I believe, as innovation scholars, that we must acknowledge where our history, or starting points, rather than indulge in the unjustified belief that new ideas, that creative acts, begin with a blank canvas.
The three presentations below highlight the context and milestones in the history of computational technology:
- Timeline of Computing History (by The Computing History Museum link)
- Some Milestones in Computer Input Devices: An Informal Timeline (by Bill Buxton link)
- (A History of) Mobile Computing (by Jesper Kjeldskov link)
They help us to understand something of the history and context from which we begin. An understanding of our history forces us to acknowledge the resilience of certain ideas, concepts, aspirations, and observe the often selective couching of seemingly incontrovertible "facts" surrounding the design and development of technology. These beliefs are a subtext to the unfolding history of computing technologies. For example, the pace of technological centred development and innovation ever increasing (where in fact it is faddish and gyrates; transformational change creeps up on society before seemingly bursting onto the scene). The resilience of various beliefs and assumptions held by managers, designers, users and others also demands scrutiny, for example: belief in the agency of technology; the presumed rational/irrational behaviour of users; appealing to the efficacy of management structures; the aspiration to acquire control knowledge; the oft stated belief that technology should “just work”.

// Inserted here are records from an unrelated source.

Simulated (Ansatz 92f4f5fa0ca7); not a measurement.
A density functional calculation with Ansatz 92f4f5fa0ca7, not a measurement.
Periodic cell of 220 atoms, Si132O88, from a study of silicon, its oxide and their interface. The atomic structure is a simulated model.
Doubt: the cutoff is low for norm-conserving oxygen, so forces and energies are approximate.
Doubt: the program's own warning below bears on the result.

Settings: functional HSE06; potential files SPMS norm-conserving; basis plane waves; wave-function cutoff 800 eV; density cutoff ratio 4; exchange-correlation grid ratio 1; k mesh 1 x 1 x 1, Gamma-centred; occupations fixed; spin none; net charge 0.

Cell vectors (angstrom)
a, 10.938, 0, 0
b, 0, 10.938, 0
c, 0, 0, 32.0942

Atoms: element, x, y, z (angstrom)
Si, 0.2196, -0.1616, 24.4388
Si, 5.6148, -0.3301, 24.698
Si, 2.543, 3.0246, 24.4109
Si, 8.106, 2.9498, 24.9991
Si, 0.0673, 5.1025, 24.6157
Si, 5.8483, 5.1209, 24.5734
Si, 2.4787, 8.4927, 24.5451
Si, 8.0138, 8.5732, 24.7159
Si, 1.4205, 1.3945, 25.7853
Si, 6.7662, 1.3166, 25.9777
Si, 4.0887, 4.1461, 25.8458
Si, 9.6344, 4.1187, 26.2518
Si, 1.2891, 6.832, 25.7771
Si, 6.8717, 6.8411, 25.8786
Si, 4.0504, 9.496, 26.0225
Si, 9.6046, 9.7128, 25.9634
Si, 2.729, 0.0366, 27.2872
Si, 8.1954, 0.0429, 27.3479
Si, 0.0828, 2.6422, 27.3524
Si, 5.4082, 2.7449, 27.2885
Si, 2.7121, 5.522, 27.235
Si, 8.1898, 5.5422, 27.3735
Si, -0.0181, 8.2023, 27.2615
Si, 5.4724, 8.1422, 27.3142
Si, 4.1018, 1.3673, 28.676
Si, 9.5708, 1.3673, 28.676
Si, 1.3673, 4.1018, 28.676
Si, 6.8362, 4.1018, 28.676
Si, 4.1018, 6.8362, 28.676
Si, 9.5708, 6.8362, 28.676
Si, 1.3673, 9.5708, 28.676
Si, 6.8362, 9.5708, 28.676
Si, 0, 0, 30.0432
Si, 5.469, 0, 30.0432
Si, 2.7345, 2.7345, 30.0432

But technology initiatives are also political actions, people creating value, new resources, contesting for new properties. Yet the creative spark that ignites the art of designing, developing and applying technology is elusive and unmanageable. Technology, innovation, organisation, society, knowledge; so many questions arise. What is management's role in motivating change? What is the impact of each wave of newer and ever better technology? How does innovation advance? Incrementally, slowly, abruptly, diffusing, drifting, adapting, evolving? What are the actual trajectories of innovation as it happens? We know fads and fashions come and go but society is in thrall with the 'new', the radical shift, that more often than not fails to acknowledge its own past or pedigree, its reliance upon older things, systems and ways of knowing the world.